The recently canonized Gerald Ford once memorably declared, with regard to his move to impeach William O. Douglas, that an impeachable offense is whatever the House says it is (presuming the Senate goes along and convicts). As a matter of fact, the public didn't buy Ford's argument then, which seemed too cynical by half. Moreover, dedicated defenders of Bill Clinton reinforced the notion that impeachment requires a genuine high crime and misdemeanor. Perjury and disgracing the office didn't count. Thus it would ill behoove such Democrats to be more latitudinarian now.

Charles Gittings would argue, perhaps correctly, that Bush has committed such crimes. The problem is that this is in fact a controversial position, and Republican lawyers will argue, unfrivolously, that Bush is not a constitutional criminal. One of my objections to the present impeachment system is precisely that it invites legalalistic argument instead of an appeal to what the ordinary citizen can readily understand, that we are currently at the mercy of a dangously incompetent President.
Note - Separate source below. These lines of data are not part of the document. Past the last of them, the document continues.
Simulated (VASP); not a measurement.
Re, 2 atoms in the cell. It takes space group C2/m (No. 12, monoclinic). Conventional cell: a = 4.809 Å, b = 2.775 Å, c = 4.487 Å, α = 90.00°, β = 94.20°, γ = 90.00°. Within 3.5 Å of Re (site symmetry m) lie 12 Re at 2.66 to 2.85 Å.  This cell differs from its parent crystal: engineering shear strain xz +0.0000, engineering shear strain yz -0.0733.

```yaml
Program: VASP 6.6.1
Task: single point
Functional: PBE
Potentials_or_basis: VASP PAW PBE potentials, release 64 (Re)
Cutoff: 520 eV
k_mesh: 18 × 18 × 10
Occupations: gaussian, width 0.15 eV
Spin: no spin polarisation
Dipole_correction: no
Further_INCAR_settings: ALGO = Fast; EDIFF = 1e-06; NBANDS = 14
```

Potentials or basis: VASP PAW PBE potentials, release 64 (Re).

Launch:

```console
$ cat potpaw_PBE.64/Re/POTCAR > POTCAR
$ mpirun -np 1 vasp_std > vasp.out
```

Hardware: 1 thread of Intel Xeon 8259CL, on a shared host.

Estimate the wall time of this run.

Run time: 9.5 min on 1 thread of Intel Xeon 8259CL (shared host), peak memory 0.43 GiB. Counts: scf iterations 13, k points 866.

Frank Rich has a column in tomorrow's New York Times that ends with the notion/fantasy that Republican elders will pay a visit to Bush and tell him that its time to leave. However much they might be tempted to do so, I don't think this is realistic for reasons I have already suggested: No sane person would prefer Chaney to Bush, and no Republican can easily endorse a takeover by the Democratic Speaker. I rather like Paul's suggestion of President Lugar, but I can't see Bush acquiescing to it. Why should he, after all? Richard Nixon faced conviction by the Senate, which would presumably mean, among other things, the loss of pension rights, etc., not to mention the unique disgrace. By resigning, Nixon, like Saddam Hussein at his execution, preserved a measure of dignity. But what incentive does Bush have to accept similar humiliation? And what evidence is there that he would genuinely put the good of the country ahead of his own desire to redeem his pre-40 life by taking on the role of Winston Churchill standing firmly against all those who would appease America's enemies by an ignoble withdrawal from Iraq? (Of course, one can argue that the 20,000 troops represent not a serious plan for "victory," but, rather, an ignoble attempt to hang on long enough to hand off responsibility for withdrawl to Bush's successor.)
 

Professor Levinson:

To avoid recovering the same ground we have in the past, I would only make a couple observations:

I do not see the analogy between the transition periods after the elections of Lincoln and FDR and before they took power with the current status of Mr. Bush nearly 2 years before the next presidential election. Time will tell whether Mr. Bush will be a political lame duck over the next two years, but there will not be another elected President in waiting for quite a long time.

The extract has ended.